A conditional is a directive that instructs the preprocessor to select whether or not to include a chunk of code in the final token stream passed to the compiler. Preprocessor conditionals can test arithmetic expressions, or whether a name is defined as a macro, or both simultaneously using the special defined operator.
A conditional in the C preprocessor resembles in some ways an if statement in C, but it is important to understand the difference between them. The condition in an if statement is tested during the execution of your program. Its purpose is to allow your program to behave differently from run to run, depending on the data it is operating on. The condition in a preprocessing conditional directive is tested when your program is compiled. Its purpose is to allow different code to be included in the program depending on the situation at the time of compilation.
However, the distinction is becoming less clear. Modern compilers often do test if statements when a program is compiled, if their conditions are known not to vary at run time, and eliminate code which can never be executed. If you can count on your compiler to do this, you may find that your program is more readable if you use if statements with constant conditions (perhaps determined by macros). Of course, you can only use this to exclude code, not type definitions or other preprocessing directives, and you can only do it if the code remains syntactically valid when it is not to be used.
GCC version 3 eliminates this kind of never-executed code even when not optimizing. Older versions did it only when optimizing.
There are three general reasons to use a conditional.

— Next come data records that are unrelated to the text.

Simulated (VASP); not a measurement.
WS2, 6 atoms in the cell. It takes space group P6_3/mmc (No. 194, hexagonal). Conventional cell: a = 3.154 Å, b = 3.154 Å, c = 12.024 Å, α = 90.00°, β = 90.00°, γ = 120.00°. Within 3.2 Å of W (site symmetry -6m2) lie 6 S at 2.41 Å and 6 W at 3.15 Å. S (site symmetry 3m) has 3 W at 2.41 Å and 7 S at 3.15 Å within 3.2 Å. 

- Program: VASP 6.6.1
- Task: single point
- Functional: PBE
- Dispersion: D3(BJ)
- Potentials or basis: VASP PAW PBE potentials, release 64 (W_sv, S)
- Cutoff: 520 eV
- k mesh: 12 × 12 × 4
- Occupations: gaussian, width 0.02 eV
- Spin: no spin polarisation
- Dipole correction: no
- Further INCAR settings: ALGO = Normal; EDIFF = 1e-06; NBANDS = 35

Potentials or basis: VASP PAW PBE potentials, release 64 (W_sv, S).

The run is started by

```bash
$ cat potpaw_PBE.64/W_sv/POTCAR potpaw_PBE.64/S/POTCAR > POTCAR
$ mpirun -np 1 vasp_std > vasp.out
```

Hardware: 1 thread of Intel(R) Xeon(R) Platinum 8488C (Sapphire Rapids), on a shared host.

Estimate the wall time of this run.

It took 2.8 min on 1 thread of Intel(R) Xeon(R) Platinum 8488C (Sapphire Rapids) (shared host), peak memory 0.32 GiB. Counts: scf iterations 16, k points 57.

A program may need to use different code depending on the machine or operating system it is to run on. In some cases the code for one operating system may be erroneous on another operating system; for example, it might refer to data types or constants that do not exist on the other system. When this happens, it is not enough to avoid executing the invalid code. Its mere presence will cause the compiler to reject the program. With a preprocessing conditional, the offending code can be effectively excised from the program when it is not valid.
You may want to be able to compile the same source file into two different programs. One version might make frequent time-consuming consistency checks on its intermediate data, or print the values of those data for debugging, and the other not.
A conditional whose condition is always false is one way to exclude code from the program but keep it as a sort of comment for future reference.
Simple programs that do not need system-specific logic or complex debugging hooks generally will not need to use preprocessing conditionals.